Scarlet Margins, Deadly Footnotes: A Librarian and Bookshop Cozy Mystery
About Scarlet Margins, Deadly Footnotes: A Librarian and Bookshop Cozy Mystery
Scarlet Margins, Deadly Footnotes is Book 5 in The Remedy Shelf Society Mysteries, and it’s the point where the town’s secret economy finally shows its teeth. January settles over the mountains with gray skies and quiet streets. Inside The Remedy Shelf, Greta Lorne keeps the lights warm, the kettle busy, and the front table stacked with winter reads.
The shop is supposed to be a refuge. It’s harder to believe that lately, not after everything the Society has uncovered about the resort’s polished “wellness” machine and its habit of swallowing inconvenient truths. Then Deputy Leo Maren calls Greta to the trailhead.
A hiker has been found dead just outside town. The victim is Clyde Hensley, a familiar face at the library and a dependable volunteer at archive events. In his pack is not the kind of paperback you toss in for entertainment.

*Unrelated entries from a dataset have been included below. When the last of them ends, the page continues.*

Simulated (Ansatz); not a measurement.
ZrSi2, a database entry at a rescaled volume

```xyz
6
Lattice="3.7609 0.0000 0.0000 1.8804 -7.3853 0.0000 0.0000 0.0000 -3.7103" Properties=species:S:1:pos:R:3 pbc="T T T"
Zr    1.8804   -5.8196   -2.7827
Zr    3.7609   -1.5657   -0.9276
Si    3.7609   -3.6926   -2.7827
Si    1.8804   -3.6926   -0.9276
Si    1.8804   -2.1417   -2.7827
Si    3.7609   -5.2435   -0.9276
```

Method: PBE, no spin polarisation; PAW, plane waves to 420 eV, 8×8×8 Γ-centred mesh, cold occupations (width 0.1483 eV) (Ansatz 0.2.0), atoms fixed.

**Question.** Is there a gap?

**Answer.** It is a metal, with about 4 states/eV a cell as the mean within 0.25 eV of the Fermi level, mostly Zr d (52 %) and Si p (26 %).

It’s a rare, carefully protected edition of The Scarlet Letter, sealed in a waterproof sleeve like it mattered more than the man carrying it. Greta doesn’t touch it. She doesn’t have to.
She can tell what it means. The same day, a different message arrives at the shop, sharper and more personal. Every copy of The Scarlet Letter in Greta’s store has been mutilated.
The slashes are not random damage. They’re deliberate, angry, and consistent, cutting into the pages wherever a specific name appears. Greta’s stomach drops because she knows the name that would matter to someone in town.
She also knows what people have whispered for years about Deputy Andrews’ fiancée, Hester Wynn, and the adoption secret she never fully escaped. The cuts aren’t just vandalism. They’re a signal.
Greta brings it to the only people she trusts to handle ugly truth without turning it into entertainment. Nia locks down the shop and starts tracking who has been coming in and out. Samira keeps Hester steady, watching for signs of panic disguised as politeness.
Joan’s eyes go cold in that familiar way, the reporter waking up again. And Maris Kade, the librarian in charge of special collections, storms into the story like a controlled fire. Brassy, competent, and fed up with everyone treating libraries like quiet little museums instead of contested ground.
She takes one look at the pattern of damage and says the thing Greta has been avoiding: this isn’t about books.